Recently, I decided it was time to start going through my many journals with a mind to burning them one by one, after extracting any gems, should there be any. I first began keeping a journal in 1969, when I was eleven years old. It was a five year diary with just a few lines dedicated to each day (I didn't really stick to that), bound in a colourful 1960’s cover of pinks, blues and yellows which made me happy just to look at it. I especially liked the little flap that inserted into a lock which came with a tiny golden key, keeping my private thoughts safe from spying eyes. Inside were the usual descriptions of life as a young girl at elementary school, full of steadfast alliances, betrayals, crushes and the disappointments of unrequited love. But one thing stood out. On July 20th of that year, Apollo 11 landed on the moon, and anyone who could get themselves in front of a TV did, with eyes glued. Many a parent shepherded their young ones, here in the northern hemisphere out of the summer sun, into living rooms and family rooms, to face the screen and see history in the making. It was a profound moment for the world.
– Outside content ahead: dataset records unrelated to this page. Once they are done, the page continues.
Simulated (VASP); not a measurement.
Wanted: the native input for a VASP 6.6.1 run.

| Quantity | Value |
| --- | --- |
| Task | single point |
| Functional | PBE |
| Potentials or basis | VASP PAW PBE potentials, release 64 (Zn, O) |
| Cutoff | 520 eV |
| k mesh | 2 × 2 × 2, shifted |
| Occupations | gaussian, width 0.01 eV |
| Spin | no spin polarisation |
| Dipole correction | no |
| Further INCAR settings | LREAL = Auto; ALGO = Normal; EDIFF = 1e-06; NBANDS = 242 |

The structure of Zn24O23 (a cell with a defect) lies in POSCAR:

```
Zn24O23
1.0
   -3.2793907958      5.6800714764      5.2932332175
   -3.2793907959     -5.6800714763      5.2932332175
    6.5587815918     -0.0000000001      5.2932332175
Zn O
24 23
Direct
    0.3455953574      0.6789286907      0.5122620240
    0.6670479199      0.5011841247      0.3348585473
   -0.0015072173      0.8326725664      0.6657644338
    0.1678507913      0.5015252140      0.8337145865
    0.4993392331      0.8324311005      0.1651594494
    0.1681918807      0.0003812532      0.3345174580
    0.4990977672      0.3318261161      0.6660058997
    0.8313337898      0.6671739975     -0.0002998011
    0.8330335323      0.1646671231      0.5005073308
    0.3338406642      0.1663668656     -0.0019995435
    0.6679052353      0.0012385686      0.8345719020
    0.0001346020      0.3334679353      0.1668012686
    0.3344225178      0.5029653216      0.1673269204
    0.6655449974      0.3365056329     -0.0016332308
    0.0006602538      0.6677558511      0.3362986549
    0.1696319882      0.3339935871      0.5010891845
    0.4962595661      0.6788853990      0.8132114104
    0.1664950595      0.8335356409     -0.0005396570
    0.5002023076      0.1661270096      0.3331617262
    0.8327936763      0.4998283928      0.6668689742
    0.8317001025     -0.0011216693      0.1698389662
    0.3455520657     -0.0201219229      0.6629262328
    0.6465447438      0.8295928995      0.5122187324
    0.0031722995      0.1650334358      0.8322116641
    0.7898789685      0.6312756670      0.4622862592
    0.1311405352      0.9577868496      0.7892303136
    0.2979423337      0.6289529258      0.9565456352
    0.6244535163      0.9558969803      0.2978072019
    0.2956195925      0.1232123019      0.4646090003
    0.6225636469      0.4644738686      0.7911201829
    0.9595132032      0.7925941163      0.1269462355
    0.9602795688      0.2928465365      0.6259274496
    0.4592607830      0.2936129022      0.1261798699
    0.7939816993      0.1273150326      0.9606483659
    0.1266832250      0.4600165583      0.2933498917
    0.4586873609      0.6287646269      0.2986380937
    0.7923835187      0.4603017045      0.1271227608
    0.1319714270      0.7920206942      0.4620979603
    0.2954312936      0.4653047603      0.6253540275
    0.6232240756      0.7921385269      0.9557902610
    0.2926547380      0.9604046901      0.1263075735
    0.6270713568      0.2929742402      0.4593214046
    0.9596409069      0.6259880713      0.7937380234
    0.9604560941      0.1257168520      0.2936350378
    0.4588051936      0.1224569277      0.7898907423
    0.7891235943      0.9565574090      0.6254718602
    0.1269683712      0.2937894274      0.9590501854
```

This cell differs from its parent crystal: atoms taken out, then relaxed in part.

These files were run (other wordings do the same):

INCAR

In my diary there were two entries - one for the day of the landing, and the another at the back for special notes, both shown here written in my young hand.
Well, this might all seem pretty standard but what struck me came in the form of a couple of coincidences that occurred during the time I was sifting through those pages. First of all, my husband returned home from a trip to Edmonton where he’d been cleaning out the house of an elderly aunt who was moving into Care, bringing with him a stack of newspapers kept from the time of the Apollo 11 mission. There were articles about the lead up to lift-off, with conjecture and excitement about what might be found on the moon, what life would be like for the astronauts aboard the capsule, quotes from their wives and prayers to get back home safe and sound, as well as photos and coverage of the actual landing, including that first small step… I snipped out a few for a photo but I didn’t keep them because there are oodles of archives in every newspaper vault all over the world that wrote about it and besides, I’m trying to get rid of stuff, not hang on to it.
And then, it seems there must have been something in the air because when I was driving home from the city one day around about all this, listening to CKUA radio, I heard a new song called London 1969, by The Lovebullies. The song paints a picture of that moment on July 20th in a way both personal and universal, capturing the essence so sweetly. If you, too, want to do a somersault back in time, below is a link to the video for that song. Our family didn’t have a pool like mentioned, nor were we living in London, Ontario, rather at 2413 Cliff Street in Calgary, but the lyrics and scenes are so evocative of the time and culture, I could swear I saw my mom, brother and a cousin in that old footage. It served to make me very grateful to be alive, both then and now.
As it happens, The Lovebullies are having their CD release concerts at the Ironwood in Calgary this weekend, for the CD that includes that song, not that I’ll be there, as stellar as it would be. Living in the country keeps me quiet and not wanting to drive, especially since it’s snowing and blowing hard tonight. It’s cozy by the fire though, and I have yet another journal to explore on the look-out for gems, before committing the rest to flames.
PS: In keeping with the energy of Apollo that has been in my orbit these past few months, I almost forgot.... This winter I decided it was time to find a new home for my Bentley piano that I have treasured for almost fifty years (there's another story), so I dug out the information pamphlet and receipt that my father had kept and lo, I discovered that the name of the model was non-other than, Apollo!